Is it better to do small, more frequent writes or less, bigger writes?

51 Views Asked by At

I am using python to develop a json parser. The idea is to write a json that holds a specific token ($$INSERT_VAR$$) Since this is only a single token whose value(s) I obtain through a command, I think this could be a great enviroment to learn multiprocessing in python.

My idea is a parent process that reads from the input file to append variables to json, launching a child process running the command that obtains the values that have to be written, when a child finishes (SIGCHLD) handle the appropiate data recollection from the (correct) child through a pipe and keep on with the main read loop.

So my first issue on design is data insertion into a file. Since this is basically not possible, my thought is to approach text writes to the resulting file while there isnt a child fetching values, and storing in a variable the text after a token. Which would then append it to the result obtained and writes it wholly to file.

My question would be: Which is better?

  • Doing more, smaller reads to obtain text character by character
  • Doing less frequent, large reads (i.e.: a line or N ammount of characters) which then the parent processes.
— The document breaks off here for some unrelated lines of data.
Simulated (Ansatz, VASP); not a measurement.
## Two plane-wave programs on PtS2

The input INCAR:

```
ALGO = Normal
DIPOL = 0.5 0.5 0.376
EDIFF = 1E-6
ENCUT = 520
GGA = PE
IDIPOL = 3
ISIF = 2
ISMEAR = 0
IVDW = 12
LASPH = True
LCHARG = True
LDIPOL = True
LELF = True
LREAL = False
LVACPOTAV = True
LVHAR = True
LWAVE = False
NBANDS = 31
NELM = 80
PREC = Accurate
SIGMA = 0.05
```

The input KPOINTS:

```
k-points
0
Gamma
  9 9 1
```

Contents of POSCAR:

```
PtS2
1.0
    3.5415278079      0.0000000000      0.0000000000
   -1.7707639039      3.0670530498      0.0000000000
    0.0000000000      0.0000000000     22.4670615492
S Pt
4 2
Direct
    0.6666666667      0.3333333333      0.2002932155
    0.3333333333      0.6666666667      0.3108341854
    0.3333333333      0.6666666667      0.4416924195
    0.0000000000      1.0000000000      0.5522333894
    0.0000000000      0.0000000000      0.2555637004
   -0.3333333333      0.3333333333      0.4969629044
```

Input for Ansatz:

I personally am leaning towards the second one, but I would like to know if there are any advantages and/or inconveniences to my approach.

2

There are 2 best solutions below

0
jwal On

The right size is system dependent, however one character at a time will be the slowest everywhere.

The following is a bit rough but might be a useful starting point. This implements enough of the methods to behave like a file and act as an interface between your file reading code and the actual file. You can expand the line.replace with something a bit more general.

a_text_file.txt

Hello $$INSERT_VAR$$
Voila

script.py

class VarReplace():
    def __init__(self, filename):
        self.fn = filename
        self.fh = None
        self.buffer = ''

    def __enter__(self):
        if self.fn is not None:
            self.fh = open(self.fn, 'r')
        return self

    def __exit__(self, _type, _value, _tb):
        if self.fn is not None:
            self.fh.close()

    def read(self, size):
        eof = False
        while self.fn is not None and not eof and len(self.buffer) < size:
            # translation between a chunk-size view of the file and a view
            # of the file based on lines. Removes the possibility of splitting
            # your replace string.
            line = self.fh.readline()
            if line == '':
                eof = True
            else:
                line = line.replace('$$INSERT_VAR$$', 'Bob')
            self.buffer += line
        if len(self.buffer) > size:
            chunk = self.buffer[:size]
            self.buffer = self.buffer[size:]
        else:
            chunk = self.buffer
            self.buffer = ''
        return chunk

file = 'a_text_file.txt'
with VarReplace(file) as stream:
    print(stream.read(8192))

When you run this the output is ...

Hello Bob
Voila
0
Karim Baidar On

In general, doing less frequent, large reads is usually more efficient than doing more, smaller reads. This is because reading from a file involves some overhead, such as moving the file pointer and accessing the disk. By reading larger chunks of data at once, you can reduce the number of times you need to access the disk and therefore improve the performance of your program.

However, the best approach for your specific use case may depend on the structure of your input file and the way you need to process the data. If your input file is well-structured and you can easily determine where to split the data into chunks, then doing large reads may be a good approach. On the other hand, if your input file is not well-structured or if you need to do more complex processing on the data, then doing smaller reads may be easier to implement.